Syrian President Bashar al-Assad
Syrian President Bashar al-Assad. Photographer: Sasha Mordovets/Getty Images

Jan. 31 (Bloomberg) -- Syria’s army deployed to battle opposition fighters in suburbs of the capital, Damascus, ahead of a United Nations debate on a resolution calling for President Bashar al-Assad to leave.

Army tanks and troops battled their way into Zamalka, Arbeen, Rankous and Talfita, Rami Abdel Rahman, head of the U.K.-based Syrian Observatory for Human Rights, said in a telephone interview. The army has led a wide-ranging offensive to crush the Free Syrian Army, made up of defectors and armed civilians, since Jan. 27, he said.

“The rebels were holding control of some areas and were talking to the media freely, and since then the army has regained control of much of these areas,” Abdel Rahman said. “Intense shooting and explosions are heard in Rankous and Talfita, and the army is raiding homes and detaining people in Zamalka and Arbeen.”

Some 6,461 people have been killed in Syria since protests against Assad started in mid-March, including 4,685 civilians, the Syrian Observatory said on its website today.

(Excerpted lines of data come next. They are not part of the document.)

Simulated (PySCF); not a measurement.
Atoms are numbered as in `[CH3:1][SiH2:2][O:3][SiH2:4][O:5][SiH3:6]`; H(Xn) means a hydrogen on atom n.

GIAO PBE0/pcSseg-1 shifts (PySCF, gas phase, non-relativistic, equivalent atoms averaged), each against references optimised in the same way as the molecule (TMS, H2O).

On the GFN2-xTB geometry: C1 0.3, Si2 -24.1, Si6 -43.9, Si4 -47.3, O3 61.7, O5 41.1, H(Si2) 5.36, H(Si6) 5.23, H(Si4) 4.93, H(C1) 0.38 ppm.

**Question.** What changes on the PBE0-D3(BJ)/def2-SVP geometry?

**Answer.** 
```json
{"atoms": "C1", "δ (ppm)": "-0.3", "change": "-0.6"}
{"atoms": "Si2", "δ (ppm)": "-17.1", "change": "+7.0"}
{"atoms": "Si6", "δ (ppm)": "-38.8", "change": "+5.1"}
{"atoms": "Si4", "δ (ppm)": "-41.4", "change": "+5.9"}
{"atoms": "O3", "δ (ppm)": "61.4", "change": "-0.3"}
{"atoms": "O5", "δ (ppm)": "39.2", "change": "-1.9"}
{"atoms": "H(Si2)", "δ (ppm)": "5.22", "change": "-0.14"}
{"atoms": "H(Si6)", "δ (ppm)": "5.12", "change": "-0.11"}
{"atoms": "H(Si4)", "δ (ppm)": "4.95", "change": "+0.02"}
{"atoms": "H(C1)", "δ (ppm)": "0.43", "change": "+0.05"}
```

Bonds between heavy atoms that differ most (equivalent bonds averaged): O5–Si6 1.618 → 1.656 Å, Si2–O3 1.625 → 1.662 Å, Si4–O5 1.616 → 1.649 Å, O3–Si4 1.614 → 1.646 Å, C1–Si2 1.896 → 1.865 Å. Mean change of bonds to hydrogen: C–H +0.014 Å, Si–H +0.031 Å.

Abdel Rahman and Mahmoud Merei, head of the Arab Organization for Human Rights, said they didn’t yet have information on any casualties today. Twelve people were killed in the violence today, according to Al Arabiya television which reported shooting between government forces and the Free Syrian Army in the central city of Homs.

Information Blackout

More than 100 people were killed yesterday, Abdel Rahman and Merei said. “The number of people killed has risen to about 100 every day since the army launched its offensive a few days ago,” Merei said in a telephone interview from Damascus. “We are having difficulty in finding out such information because the authorities are shutting down the phones, the electricity and the water in these areas.”

The U.S. and the European Union plan to mount a rare diplomatic assault on Russia today at the UN, seeking to overcome an impasse on a Security Council resolution calling for Assad to step down. Russia has maintained close relations with the Syrian government since the Soviet era, and has a naval base in Tartous, on the Mediterranean Sea.

Russia and China, veto-wielding members of the Security Council, blocked a UN resolution Oct. 4 seeking to pressure Assad to stop killing protesters in a crackdown that began 11 months ago. Russian Foreign Minister Sergei Lavrov “guarantees” that his country will block the UN Security Council from approving military intervention in Syria, Interfax reported.

Burhan Ghalioun, president of the main opposition coalition, the Syrian National Council, met yesterday with Russia’s UN ambassador, Vitaly Churkin, to promise Moscow that its interests in Syria, Russia’s most important ally in the Middle East, will be preserved regardless of Assad’s fate.